Yogi set for a balancing act with first cabinet rejig
The first expansion of chief minister Yogi Adityanath’s 18-month-old, 47-member council of ministers is due anytime soon.lucknow Updated: Sep 14, 2018 13:24 IST
The first expansion of chief minister Yogi Adityanath’s 18-month-old, 47-member council of ministers is due anytime soon.
According to sources in the chief minister’s office, the clearance for the expansion-cum-reshuffle – as some ministers may be elevated and a few others axed – has been received from the BJP high command.
A senior BJP leader familiar with the developments said the Rashtriya Swayamsevak Sangh (RSS) had reportedly conveyed to Adityanath its displeasure over the functioning of some ministers.
He added that some ministers, including those who had been looking after the constituencies that the BJP lost in this year’s Lok Sabha and assembly by-polls, could have their responsibilities redefined.
“However, the larger focus will be on providing representation to the key vote bank and pacifying the angry upper castes,” he added.

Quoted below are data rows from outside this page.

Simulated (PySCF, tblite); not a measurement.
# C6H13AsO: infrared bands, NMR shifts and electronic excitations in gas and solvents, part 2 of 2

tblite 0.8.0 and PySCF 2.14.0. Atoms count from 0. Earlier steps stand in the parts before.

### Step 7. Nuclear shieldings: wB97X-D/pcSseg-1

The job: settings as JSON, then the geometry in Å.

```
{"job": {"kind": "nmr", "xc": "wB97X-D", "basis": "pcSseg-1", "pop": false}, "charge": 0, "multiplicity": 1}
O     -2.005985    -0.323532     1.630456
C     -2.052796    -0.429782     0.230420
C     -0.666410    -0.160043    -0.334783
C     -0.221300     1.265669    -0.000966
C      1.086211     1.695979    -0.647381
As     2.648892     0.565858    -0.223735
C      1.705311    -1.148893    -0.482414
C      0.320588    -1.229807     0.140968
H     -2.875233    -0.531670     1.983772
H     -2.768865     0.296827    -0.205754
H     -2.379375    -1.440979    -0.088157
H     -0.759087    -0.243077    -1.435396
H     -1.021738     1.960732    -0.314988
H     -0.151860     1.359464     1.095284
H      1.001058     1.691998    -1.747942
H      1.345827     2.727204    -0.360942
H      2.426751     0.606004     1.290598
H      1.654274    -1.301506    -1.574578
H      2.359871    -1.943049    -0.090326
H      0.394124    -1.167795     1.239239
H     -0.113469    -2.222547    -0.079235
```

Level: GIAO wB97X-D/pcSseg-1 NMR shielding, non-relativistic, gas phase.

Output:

Going by the strength of the legislative assembly, Adityanath can have 13 more ministers in his cabinet and is expected to use this not just to increase SC/OBC representation but also to reach out to the upper caste which is annoyed over the Parliament’s decision to restore stringent provisions of the SC/ST (Prevention of Atrocities) Act.
There are 25 upper caste ministers in the UP government and the number may be increased strategically.
Another BJP leader said: “The party already has a Brahmin state chief (Mahendra Nath Pandey) and a chief minister who, prior to becoming a monk, was born in upper caste. One of the two deputy CMs is a Brahmin and several upper caste ministers are there too. A few more upper caste ministers may be included to placate caste groups considered loyal to the BJP.”
According to sources, some upper caste leaders like cabinet minister Srikant Sharma and ministers of state Suresh Rana and Mahendra Singh, who are considered close to the CM, are likely to be elevated.
BJP strategists are also likely to use the expansion as an exercise to continue to build ties with OBCs and dalits, the two key vote banks on which the party is relying heavily.
As several BJP ministers, including deputy CM Keshav Prasad Maurya and cooperative minister Mukut Bihari Verma, have been making statements on Ayodhya ostensibly to please the party’s Hindutva vote bank, some leaders believe that representation may also be given to leaders from Faizabad and Ayodhya.
Until 2014 Lok Sabha elections, the BJP was largely known as an urban party with a loyal upper caste voter base.
Athar Siddiqui from the Centre of Objective Research and Development, Lucknow, said: “The appointment of Narendra Modi, an OBC, as the BJP’s face in the 2014 Lok Sabha elections saw a drastic change in the party’s approach with saffron brigade reaching out to newer vote banks like dalits and OBCs. Such is the party’s trust on the numerically influential vote bank that it even went to the extent of angering its upper caste voters on the issue of SC/ST Act.”
According to BJP leaders, Hindutva focus would also help in unifying Hindus and nullifying the caste advantage that the Samajwadi Party (SP) and the Bahujan Samaj Party (BSP) enjoy in UP.
The Adityanath government has 5 dalit and 15 OBC ministers. However, it doesn’t have any Jatav dalit in the ministry.
Jatavs are considered loyal to the BSP and the party is expected to give representation to this key dalit sub-caste in the ministry expansion. OBC groups, which did not get representation till now, may also be included in the cabinet.